Forward fill is particularly suitable for 'Monthly Sales' data if we assume a
sequential or time-series nature where the most recent known sales figure is
the best estimate for a missing value. This method maintains the order and flow
of the data, which is often crucial for sales or other time-dependent metrics.
It's especially useful when missing values are intermittent and represent a
continuation of a previous trend rather than a completely new, unknown state.

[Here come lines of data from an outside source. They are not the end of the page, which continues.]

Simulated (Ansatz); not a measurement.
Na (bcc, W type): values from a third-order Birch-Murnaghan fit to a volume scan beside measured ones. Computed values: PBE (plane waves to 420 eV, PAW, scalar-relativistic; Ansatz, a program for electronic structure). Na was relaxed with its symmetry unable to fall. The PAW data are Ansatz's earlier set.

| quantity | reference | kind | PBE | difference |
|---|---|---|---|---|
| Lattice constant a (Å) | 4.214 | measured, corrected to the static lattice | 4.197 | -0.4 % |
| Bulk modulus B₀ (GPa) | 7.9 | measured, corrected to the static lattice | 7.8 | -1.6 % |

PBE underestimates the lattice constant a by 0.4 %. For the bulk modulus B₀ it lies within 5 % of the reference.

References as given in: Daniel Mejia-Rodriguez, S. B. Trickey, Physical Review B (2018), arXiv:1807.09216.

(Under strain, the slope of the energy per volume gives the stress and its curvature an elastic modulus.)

Q10. Flagging Missing Data

Create a flag column for missing Income.

Tasks:

Create Income_Missing_Flag (0 = present, 1 = missing)

Show updated dataset

Count how many customers have missing income

In [None]:
# Initialize a counter for missing incomes
missing_count = 0

In [None]:
# Iterate through the data list to add the flag
for row in data:
    # Check if the 'Income' value is missing ('NaN' string)
    if row['Income'] == 'NaN':
        row['Income_Missing_Flag'] = 1  # Set flag to 1 (missing)
        missing_count += 1
    else:
        row['Income_Missing_Flag'] = 0  # Set flag to 0 (present)

In [None]:
# Show updated dataset (Task 2)
print("--- Updated Dataset with Income_Missing_Flag ---")
for row in data:
    print(f"ID: {row['Customer ID']} | Income: {row['Income']} | Flag: {row['Income_Missing_Flag']}")

--- Updated Dataset with Income_Missing_Flag ---
ID: 101 | Income: 65000 | Flag: 0
ID: 102 | Income: NaN | Flag: 1
ID: 103 | Income: 72000 | Flag: 0
ID: 104 | Income: NaN | Flag: 1
ID: 105 | Income: 58000 | Flag: 0
ID: 106 | Income: 61000 | Flag: 0
ID: 107 | Income: NaN | Flag: 1
ID: 108 | Income: 69000 | Flag: 0


In [None]:
# Count how many customers have missing income (Task 3)
print(f"\nTotal customers with missing income: {missing_count}")


Total customers with missing income: 6